This Q&A is part of the global guide to Arbitration.

For a full list of jurisdictional Q&As visit http://www.inhouselawyer.co.uk/index.php/practice-areas/arbitration/

  1. What legislation applies to arbitration in your country? Are there any mandatory laws?

    The Swedish Arbitration Act of 1999 governs both domestic and international arbitration, as well as the enforcement of arbitral awards. However, there is a new draft of the Arbitration Act which most likely will enter into force during 2017.

  2. Is your country a signatory to the New York Convention? Are there any reservations to the general obligations of the Convention?

    Sweden is a signatory to the New York Convention and has ratified the Convention in 1972 without either the “reciprocity” reservation or the “commercial nature” reservation available for the signatories.

  3. What other arbitration-related treaties and conventions is your country a party to?

    The Arbitration Act is not directly based on the UNCITRAL Model Law. However, the Model law was considered in the preparation of the Arbitration Act enacted in 1999. No major differences exist. The draftsmen of the new Arbitration Act have pointed out that it was seen urgent that the provisions of the Model Act should be considered in the drafting of every part of the new Arbitration Act (not yet in force).

  4. Is the law governing international arbitration in your country based on the UNCITRAL Model Law? Are there significant differences between the two?

    The Arbitration Act is not directly based on the UNCITRAL Model Law. However, the Model law was considered in the preparation of the Arbitration Act enacted in 1999. No major differences exist. The draftsmen of the new Arbitration Act have pointed out that it was seen urgent that the provisions of the Model Act should be considered in the drafting of every part of the new Arbitration Act (not yet in force).

  5. Are there any impending plans to reform the arbitration laws in your country?

    The Arbitration Act is currently under review.

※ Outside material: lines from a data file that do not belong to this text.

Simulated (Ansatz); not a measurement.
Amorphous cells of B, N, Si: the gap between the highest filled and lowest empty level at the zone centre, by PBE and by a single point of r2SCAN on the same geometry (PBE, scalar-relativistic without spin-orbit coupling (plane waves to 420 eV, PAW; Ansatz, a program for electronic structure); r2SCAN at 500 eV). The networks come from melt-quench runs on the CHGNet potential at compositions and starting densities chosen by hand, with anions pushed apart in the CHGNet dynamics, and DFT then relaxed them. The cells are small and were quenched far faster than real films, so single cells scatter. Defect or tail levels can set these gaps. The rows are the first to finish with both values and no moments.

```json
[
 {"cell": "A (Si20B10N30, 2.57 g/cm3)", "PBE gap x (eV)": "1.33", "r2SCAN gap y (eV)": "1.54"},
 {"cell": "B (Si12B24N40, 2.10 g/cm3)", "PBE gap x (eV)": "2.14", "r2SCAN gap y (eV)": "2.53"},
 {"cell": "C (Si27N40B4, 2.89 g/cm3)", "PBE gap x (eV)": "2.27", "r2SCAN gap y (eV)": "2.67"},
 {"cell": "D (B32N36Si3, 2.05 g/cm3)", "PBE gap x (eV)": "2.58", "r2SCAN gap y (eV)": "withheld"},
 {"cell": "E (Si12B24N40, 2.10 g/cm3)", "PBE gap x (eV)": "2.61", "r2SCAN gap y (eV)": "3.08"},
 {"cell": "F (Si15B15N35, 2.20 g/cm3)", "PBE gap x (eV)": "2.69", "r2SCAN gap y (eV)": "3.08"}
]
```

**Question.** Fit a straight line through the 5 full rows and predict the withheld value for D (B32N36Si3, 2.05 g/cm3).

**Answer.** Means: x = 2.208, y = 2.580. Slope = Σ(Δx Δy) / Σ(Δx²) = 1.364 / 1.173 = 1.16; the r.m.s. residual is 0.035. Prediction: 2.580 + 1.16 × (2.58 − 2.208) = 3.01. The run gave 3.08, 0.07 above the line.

    Several of the suggested revisions are designed to clarify and improve the procedures for setting aside an arbitral award in court. Reflecting the increasing number of international arbitrations in Sweden, the committee proposes that proceedings for setting aside awards may be conducted in English if a party so requests. Moreover, revisions regarding multi-party disputes, provisions governing the determination of applicable law, consolidation of arbitrations and court intervention regarding arbitral jurisdiction are proposed.

  6. What arbitral institutions (if any) exist in your country?

    The Arbitration Institute of the Stockholm Chamber of Commerce (the “SCC”) was established in 1917 and is today one of the world’s leading forums for dispute resolution. The SCC handles around 200 cases a year, whereof more than 50 percent are international cases.

  7. What are the validity requirements for an arbitration agreement under the laws of your country?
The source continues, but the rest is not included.